During Japanese occupation, women endured immense suffering — but also emerged politically awakened. They joined logistics operations, sabotaged colonial infrastructure, and coordinated resistance networks. In coastal zones, they served as eyes and ears, alerting revolutionaries to enemy movement. Their role was neither ornamental nor incidental. It was tactical. Operational. Strategic. Indispensable.
Revisiting “The World Is Bigger Than Five”

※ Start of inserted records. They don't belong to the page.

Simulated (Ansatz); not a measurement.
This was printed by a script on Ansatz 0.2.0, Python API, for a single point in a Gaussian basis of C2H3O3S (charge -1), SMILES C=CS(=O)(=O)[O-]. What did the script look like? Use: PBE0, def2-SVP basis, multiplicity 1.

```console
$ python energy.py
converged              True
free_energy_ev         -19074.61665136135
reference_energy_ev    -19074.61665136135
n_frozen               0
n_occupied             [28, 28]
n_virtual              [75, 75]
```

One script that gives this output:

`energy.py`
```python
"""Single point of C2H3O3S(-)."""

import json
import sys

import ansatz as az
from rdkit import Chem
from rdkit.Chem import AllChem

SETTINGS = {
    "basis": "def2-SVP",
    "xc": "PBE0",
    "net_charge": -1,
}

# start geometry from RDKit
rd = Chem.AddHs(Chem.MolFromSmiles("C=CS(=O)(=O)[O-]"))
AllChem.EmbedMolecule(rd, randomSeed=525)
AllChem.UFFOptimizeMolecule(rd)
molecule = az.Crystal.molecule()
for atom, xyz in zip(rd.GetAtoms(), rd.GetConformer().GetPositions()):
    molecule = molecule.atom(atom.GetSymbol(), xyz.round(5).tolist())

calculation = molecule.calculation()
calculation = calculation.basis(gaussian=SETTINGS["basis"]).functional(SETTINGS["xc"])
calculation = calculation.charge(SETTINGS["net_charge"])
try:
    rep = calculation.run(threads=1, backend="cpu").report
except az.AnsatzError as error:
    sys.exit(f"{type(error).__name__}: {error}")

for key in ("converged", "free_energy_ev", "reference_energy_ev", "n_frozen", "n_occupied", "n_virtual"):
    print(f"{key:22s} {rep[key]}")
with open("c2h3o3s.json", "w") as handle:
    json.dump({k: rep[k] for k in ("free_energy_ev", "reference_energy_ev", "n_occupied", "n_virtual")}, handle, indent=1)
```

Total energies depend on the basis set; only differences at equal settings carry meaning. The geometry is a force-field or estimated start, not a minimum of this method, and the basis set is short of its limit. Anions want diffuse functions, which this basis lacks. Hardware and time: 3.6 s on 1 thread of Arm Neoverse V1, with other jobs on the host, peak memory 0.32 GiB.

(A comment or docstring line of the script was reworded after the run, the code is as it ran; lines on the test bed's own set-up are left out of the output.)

The Turkish slogan “Dünya besten büyüktür!” (“The world is bigger than five!”) encapsulates a growing frustration with the UN Security Council’s unrepresentative structure — dominated by the United States, United Kingdom, France, Russia, and China. Emerging powers like Türkiye, and indeed much of the Global South, demand a world where the voices of Asia, Africa, Latin America, and Muslim-majority nations are no longer ignored.
This slogan resonates in Ankara, Brasilia, Delhi, Dhaka, Jakarta, and Tokyo alike. Particularly Indonesia, and Bangladesh are nations that carry the memory of anti-colonial struggle. Both are maritime states. Both seek dignity, sovereignty, and security in a world where power should be shared — not hoarded.
Five Lessons for Bangladesh Navy — Especially the Female Officers
As Bangladesh Navy charts its course toward becoming a credible regional maritime force, Indonesia’s experience offers profound insights — especially for its rising cadre of women officers.
1. Victory Begins with Resolve, Not Arsenal. The Acehnese navy and ALRI were built on willpower, not warships. Strategy, morale, and local knowledge are force multipliers. A fighting spirit connected with ageless strategic culture, and grounded in national identity is more vital than the number of hulls in a fleet.
2. Use Geography as a Weapon. Indonesia’s revolutionaries turned islands into launch pads. Bangladesh must do the same with its deltaic terrain, countless tributaries — integrating naval, amphibious, sister services, and civilian maritime capabilities into a coherent littoral defence posture.
3. Inclusion Is Not Optional — it’s Operational. Admiral Keumalahayati proved centuries ago what many still debate: women belong in command? Today, Bangladesh Navy’s women deserve to be integrated across command, engineering, cyber, and special operations — not as tokens but as tactical assets.
4. History Is Doctrine. Bangladesh must invest in scientific research studying and teaching its own maritime history — and that of its neighbours. From Aceh to the Bay of Bengal, past resistance must influence present strategy. There is no denying the fact that naval education must be rooted in history and heritage.
5. Train for Asymmetry and Adversity. From wooden ships to improvised flotillas, Indonesia’s naval heroes operated under constraint — and still won. Bangladesh’s sailors and officers must be prepared to embrace ingenuity to train and fight smart, adapt fast, and lead under fog and friction.
Final Reflections: From Nusantara to the Bay of Bengal
The history of Indonesia is not a distant foreign tale; it is a regional treasure chest of wisdom. Its story is one of sea-bound sovereignty, of women who defied colonial navies, and of a people who turned geography into strategy. As Bangladesh Navy moves from defending coasts to be part of shaping Indo-Pacific dynamics, it must remember: maritime power is not inherited; it is earned — through struggle, sacrifice, and seafaring courage. And for the women of the Bangladesh Navy: the ocean does not discriminate. It remembers those who dared to lead — not those who waited for permission.